View Issue Details
|ID||Project||Category||View Status||Date Submitted||Last Update|
|0017584||CentOS-7||kernel||public||2020-07-09 22:36||2020-07-09 22:36|
|OS||CentOS Linux 7 (Core)||OS Version||7.8.2003|
|Summary||0017584: squashfs stuck after OOM|
|Description||After an OOM event due to cgroups limits, processes running in a Singularity container may become unrecoverably stuck in the squashfs portion of the kernel. The issue is not consistent, but we have enough nodes and users that several every day may become broken in this way.|
An example stack from procfs for a process that is stuck:
# cat /proc/21627/stack
[<ffffffffc07ce725>] squashfs_cache_get+0x105/0x3c0 [squashfs]

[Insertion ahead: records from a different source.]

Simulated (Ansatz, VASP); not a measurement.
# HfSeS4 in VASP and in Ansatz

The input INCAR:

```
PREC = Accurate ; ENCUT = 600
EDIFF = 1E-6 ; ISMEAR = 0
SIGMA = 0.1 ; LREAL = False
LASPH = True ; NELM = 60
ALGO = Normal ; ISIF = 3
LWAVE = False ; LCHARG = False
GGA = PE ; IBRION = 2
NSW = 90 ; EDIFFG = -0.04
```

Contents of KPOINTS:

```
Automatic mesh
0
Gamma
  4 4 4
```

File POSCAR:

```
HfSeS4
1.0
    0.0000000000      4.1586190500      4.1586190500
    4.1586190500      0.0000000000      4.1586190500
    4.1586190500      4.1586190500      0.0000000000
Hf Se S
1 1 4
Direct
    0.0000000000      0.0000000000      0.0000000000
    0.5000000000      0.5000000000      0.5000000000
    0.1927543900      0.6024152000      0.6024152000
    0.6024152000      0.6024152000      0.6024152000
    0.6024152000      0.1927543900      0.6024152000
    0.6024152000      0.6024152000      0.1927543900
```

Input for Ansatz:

[<ffffffffc07ceff1>] squashfs_get_datablock+0x21/0x30 [squashfs]
[<ffffffffc07d0272>] squashfs_readpage+0x8a2/0xc30 [squashfs]
This process will never recover from this state, even if left for several days. It is also unkillable.
Additionally, reads to /proc/21627/cmdline will hang in uninterruptible sleep. I believe this is because squashfs is holding a lock to the memory map for that process.
|Steps To Reproduce||I can somewhat consistently reproduce by using a script that reads, with high multi-process concurrency, a file out of a Singularity image. The script also has a memory leak to trigger OOM. I run this in a memory constrained cgroup and, after the OOM, one or more of the reading processes might be stuck as above. Though, it is not uncommon for multiple OOM events to have to occur first.|
|Additional Information||Singularity uses Squashfs/Namespaces in the backend. I do not believe this is a Singularity issue as it just creates the environment for you, which normally runs fine.|
|Tags||No tags attached.|